From 66a48d87a0ec756858a705727eb93b2fcb3b72ea Mon Sep 17 00:00:00 2001
From: austin1997 <austin1997@users.noreply.github.com>
Date: Tue, 23 Jun 2026 05:49:25 +0000
Subject: [PATCH] [ROCm] Avoid unsupported BF16 llm_int8 registration

---
 .../phi/kernels/gpu/llm_int8_linear_kernel.cu |  9 +++-
 test/quantization/test_llm_int8_linear.py     | 54 +++++++++----------
 2 files changed, 33 insertions(+), 30 deletions(-)

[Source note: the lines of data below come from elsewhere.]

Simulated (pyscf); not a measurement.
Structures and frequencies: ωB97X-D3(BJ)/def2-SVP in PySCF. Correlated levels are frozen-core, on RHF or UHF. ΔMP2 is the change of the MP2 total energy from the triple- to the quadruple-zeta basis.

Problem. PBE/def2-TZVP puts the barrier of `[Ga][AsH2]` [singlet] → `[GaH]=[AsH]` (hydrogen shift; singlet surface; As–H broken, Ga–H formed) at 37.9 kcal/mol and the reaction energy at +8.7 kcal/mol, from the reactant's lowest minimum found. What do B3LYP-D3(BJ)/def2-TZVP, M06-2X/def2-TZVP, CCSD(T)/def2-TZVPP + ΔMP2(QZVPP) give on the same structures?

diff --git a/paddle/phi/kernels/gpu/llm_int8_linear_kernel.cu b/paddle/phi/kernels/gpu/llm_int8_linear_kernel.cu
index 27e51c678274f..056585ff653a2 100644
--- a/paddle/phi/kernels/gpu/llm_int8_linear_kernel.cu
+++ b/paddle/phi/kernels/gpu/llm_int8_linear_kernel.cu
@@ -81,5 +81,10 @@ PD_REGISTER_KERNEL(llm_int8_linear,
                    GPU,
                    ALL_LAYOUT,
                    phi::LLMInt8LinearKernel,
-                   phi::float16,
-                   phi::bfloat16) {}
+                   phi::float16
+#if defined(PADDLE_WITH_CUDA)
+                   ,
+                   phi::bfloat16
+#endif
+) {
+}
diff --git a/test/quantization/test_llm_int8_linear.py b/test/quantization/test_llm_int8_linear.py
index b1fdb0e3eba5b..c9bb146e4b435 100644
--- a/test/quantization/test_llm_int8_linear.py
+++ b/test/quantization/test_llm_int8_linear.py
@@ -24,10 +24,17 @@
 from paddle.framework import set_default_dtype
 
 
+def llm_int8_linear_not_supported():
+    return (
+        not core.is_compiled_with_cuda()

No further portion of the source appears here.